Of the three major arts of self-expression—fine art (principally painting and sculpture), music composition, and writing—writing can be the most utilitarian (instructions for your latest digital gadget, for example), and thus the most mundane. It is also the most universally applied. Nearly everyone learns how to write. Not everyone, indeed not the vast majority of us, learns a fine art or music composition.

This universality of application has led writing to often be considered more a skill than an art, more a craft than a conveyance of inspiration. 

There is, of course, poetry, which few practice and not much more than a few read. And fiction, much of which feature writing that is decidedly utilitarian and depressingly mundane.

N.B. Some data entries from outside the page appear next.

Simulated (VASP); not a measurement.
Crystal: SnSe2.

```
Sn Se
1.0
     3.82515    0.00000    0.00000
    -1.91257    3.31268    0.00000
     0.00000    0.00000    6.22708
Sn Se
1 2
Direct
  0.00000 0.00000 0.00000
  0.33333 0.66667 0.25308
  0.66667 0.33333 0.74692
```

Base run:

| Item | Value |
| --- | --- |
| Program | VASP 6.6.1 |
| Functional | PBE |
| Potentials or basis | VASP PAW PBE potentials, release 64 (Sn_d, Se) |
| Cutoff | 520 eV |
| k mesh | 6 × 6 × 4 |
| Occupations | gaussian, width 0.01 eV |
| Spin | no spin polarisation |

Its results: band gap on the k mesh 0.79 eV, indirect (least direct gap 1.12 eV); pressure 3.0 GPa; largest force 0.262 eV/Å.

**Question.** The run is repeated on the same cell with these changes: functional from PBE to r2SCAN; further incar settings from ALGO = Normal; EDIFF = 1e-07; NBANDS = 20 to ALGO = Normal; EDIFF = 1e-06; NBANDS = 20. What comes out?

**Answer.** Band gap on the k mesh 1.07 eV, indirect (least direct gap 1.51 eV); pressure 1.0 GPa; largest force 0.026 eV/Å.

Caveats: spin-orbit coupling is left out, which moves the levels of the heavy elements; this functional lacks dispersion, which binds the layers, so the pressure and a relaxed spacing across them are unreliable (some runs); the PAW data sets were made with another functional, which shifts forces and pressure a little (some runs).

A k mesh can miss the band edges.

So when good writing—the intelligent and inspired stringing together of words to form sentences and paragraphs to convey ideas and facts; to tell stories; to portray physical and mental landscapes; to reveal character; to revel in emotions—does on occasion rise to the level of the finest of fine art and music composition, that is a precious thing.  

For readers who do cherish such writing, the publication of The Hotel Years by Joseph Roth (translated from the German by Michael Hofmann) should come as a complete joy. Especially when one considers that the 64 short pieces in this collection—written in the 1920s and 30s—are journalism. For journalism can often be ephemeral, especially when published, as it almost exclusively was in the last century, on thin newsprint—light, sometimes loose sheets of paper that could be blown away with a breeze.

Joseph Roth (1894–1939) was an Austrian-German journalist and novelist. He quit his university studies in philosophy and German literature to serve in the Imperial Hapsburg Army on the Eastern front during World War I. It was, as it was for many, a major influence on his life. But it was coupled with another major influence, the collapse of his “fatherland,” the Habsburg  (or Austro-Hungarian) Empire. This gave him a deep feeling of homelessness, which permeated and possibly enhanced his work as a traveling journalist.

After the war he returned to Vienna, where he had gone to university, and started writing for left-wing newspapers, signing his work as “The red Joseph.” He moved on from there to Berlin, finding great success and, in 1923, started writing for the liberal Frankfurter Zeitung, the only publication considered not to be under the thumb of the great Nazi propagandist, Joseph Goebbels.

The Frankfurter Zeitung sent Roth traveling widely throughout Europe, reporting from Germany, the South of France, the USSR, Albania, Poland, and Italy. He covered inflation, the rise of fascism, political assassinations, becoming, according to Hofmann in the introduction to a previous volume of Roth’s work, “. . . one of the most distinguished and best-paid journalists of the period . . .”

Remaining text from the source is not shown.